The Ironman Village was at the base of the Tremblant Ski resort (like it is for other races there). It had the usual vendors, giveaways and free samples. I bought a race t-shirt and an All World Athlete hood sweatshirt that I thought was pretty cool looking.
Soaking in the atmosphere and hype of the World Championship was fun, but after a few hours I had enough and went for my 30min practice swim in Lake Tremblant. Some folks complained about it being cold, at 68º I wasn’t complaining at all.
At the pre-race meeting Friday night the head official was very strong in his language and warning about drafting – a hollow threat in hindsight.
Saturday I slept in a long as possible, getting a full 8 hours of sleep. Different for the World Championships was the fact that we didn’t transition at our bikes; we had gear bags like you would have in a full Ironman. That meant I needed to adjust my usual plans and pack up my transition bags with some thought. After doing that I headed down to Transition for a quick Bike & Run Safety check. Everything seemed fine and I was running and biking faster than I expected. Tapering is a wonderful thing! (I even snagged a KOM on Stava during my short run off the bike). After dropping the bike and gear bags off I headed back to the condo to put my feet up and relax.
I ate my usual dinner for this season of black beans and rice with salsa, cheese and sour cream with a little red wine and then off to bed early.
5:30AM Wake-up, Banana, coffee and bagel with almond butter for breakfast. Bathroom stop 1.

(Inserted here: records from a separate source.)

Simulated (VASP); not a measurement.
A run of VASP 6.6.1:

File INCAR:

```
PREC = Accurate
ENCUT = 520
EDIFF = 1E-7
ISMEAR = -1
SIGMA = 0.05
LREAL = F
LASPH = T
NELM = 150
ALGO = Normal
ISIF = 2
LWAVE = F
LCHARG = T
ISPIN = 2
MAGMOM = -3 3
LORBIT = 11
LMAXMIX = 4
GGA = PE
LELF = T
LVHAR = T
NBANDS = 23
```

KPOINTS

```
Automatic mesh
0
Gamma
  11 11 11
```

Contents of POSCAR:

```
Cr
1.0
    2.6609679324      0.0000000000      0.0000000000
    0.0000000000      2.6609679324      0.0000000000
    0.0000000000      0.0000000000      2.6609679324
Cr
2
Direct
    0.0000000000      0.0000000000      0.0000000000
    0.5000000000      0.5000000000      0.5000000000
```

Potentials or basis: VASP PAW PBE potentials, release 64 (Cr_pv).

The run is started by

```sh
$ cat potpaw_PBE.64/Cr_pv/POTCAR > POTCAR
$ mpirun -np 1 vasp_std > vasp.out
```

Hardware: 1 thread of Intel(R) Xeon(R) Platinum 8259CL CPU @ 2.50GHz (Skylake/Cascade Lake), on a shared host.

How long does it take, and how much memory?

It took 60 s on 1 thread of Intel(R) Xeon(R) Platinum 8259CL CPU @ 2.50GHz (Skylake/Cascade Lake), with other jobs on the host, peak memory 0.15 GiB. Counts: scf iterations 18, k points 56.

6:00AM It’s stinking cold and I’m in a tri-kit. Amy runs back to the car to get me pants and a jacket while I visit my bike and put my nutrition on it, visit my transition bags and do bathroom stop 2.
7:00AM Arrive at Swim start after the long walk from Transition. Spend the next hour warming up as the sun rises, getting into my wetsuit and topping off my tank with a Hammer Espresso Gel. Bathroom stop 3.
8:00AM Jet fly over and Pro Men Start. 4 minutes later, Pro Women. 4 minutes later Physically Challenged and Handcycle Athletes.
8:12AM Cannon sounds for my wave. I was 3 rows back from the front (rather than on the front), figuring this would be a faster swim field than I was used to.
The swim course was a “U” shape. The usual melee took place, but mostly just fighting for feet to follow. I was in the mix in a large pack keeping good form until the second turn when all of a sudden the front pack took off and I couldn’t close the gap. For the next several hundred meters it appeared I was leading the pack of mediocre swimmers. I let 2 guys come around me so we could share the pacing and not tire myself out too much. I exited the swim in 30:22. I was pretty happy with that, my swimming has been disappointing much of this season. This is the 2nd fastest time I’ve ever posted in a Half Ironman swim.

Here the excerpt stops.